Friday, March 2, 2012

Random low budget advice

Advice for low budget filmmakers. This is just the stuff I can think of off hand--stuff I've read over the years. Not intended as comprehensive or well-thought-out. May be wrong. But, for whatever it's worth:

At the script writing stage. Don't put in uniforms of any kind, special vehicles like police cars, vans, fire trucks, ambulances, unless you happen to own any of these. No animals, no children, although those may not apply to extreme low budget or no-budget movies where you wouldn't hire wranglers or tutors anyway. No stunts, including things you may not think of as stunts. Anything an actor may not want to do is a stunt.

No guns. Although I'm not sure----I've seen very good movies filmed with prop guns with computer generated muzzle flashes and shell casing ejection. As long as you're not running around in public with them, I would think it would be fine.

Try to use locations that are close together. If there's a location that looks good but is noisy, use it anyway and dub the sound.

Do the script so supporting players can come in and shoot all their scenes in a single day.

People used to film without sound and dub it all in later, but that doesn't seem necessary with video.

Roger Corman advised a director making his shooting schedule to figure out how much time it will take to make the film perfect. Then calculate how much time to make it good. Then how much time just to get it on film. And go with the last one.

Film a scene in one shot and you won't have to shoot coverage.

You can film a conversation in one shot by having one actor in close-up facing the camera and the other actor in the background talking to his back.

If there are scenes that aren't directly related to the plot, shoot them quickly---don't waste much time on them---because they'll likely be cut out in the end anyway.
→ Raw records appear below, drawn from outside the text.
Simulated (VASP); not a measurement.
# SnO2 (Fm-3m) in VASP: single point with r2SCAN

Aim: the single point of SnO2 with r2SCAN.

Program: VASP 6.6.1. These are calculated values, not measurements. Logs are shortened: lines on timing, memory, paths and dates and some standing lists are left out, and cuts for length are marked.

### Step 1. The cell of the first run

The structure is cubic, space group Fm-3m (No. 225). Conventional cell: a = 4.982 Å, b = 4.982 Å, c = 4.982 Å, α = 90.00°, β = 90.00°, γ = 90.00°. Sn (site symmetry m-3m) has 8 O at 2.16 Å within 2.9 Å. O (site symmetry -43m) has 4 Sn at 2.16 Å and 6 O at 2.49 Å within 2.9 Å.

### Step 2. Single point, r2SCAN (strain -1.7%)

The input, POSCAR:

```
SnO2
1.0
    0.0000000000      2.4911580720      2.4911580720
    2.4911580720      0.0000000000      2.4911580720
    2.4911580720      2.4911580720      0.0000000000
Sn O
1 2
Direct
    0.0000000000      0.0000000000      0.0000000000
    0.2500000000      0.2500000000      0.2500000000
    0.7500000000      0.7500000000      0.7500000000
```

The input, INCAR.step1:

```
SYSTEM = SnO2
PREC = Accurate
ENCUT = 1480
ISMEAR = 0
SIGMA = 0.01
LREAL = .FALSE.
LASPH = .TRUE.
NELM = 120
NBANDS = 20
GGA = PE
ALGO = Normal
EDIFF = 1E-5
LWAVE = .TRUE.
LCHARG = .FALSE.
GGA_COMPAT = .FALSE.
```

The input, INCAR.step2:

If can be faster if you shoot everything outdoors.

Film nude scenes first. If you wait, actors can change their minds and can't be replaced.

If you don't allow actors on the set for more that three hours at a time, you won't have to feed them.

Time is money. Anything to speed up filming.

Try to have only two actors per scene, or at least have only two speak per scene. I'm not clear on why. I read that somewhere.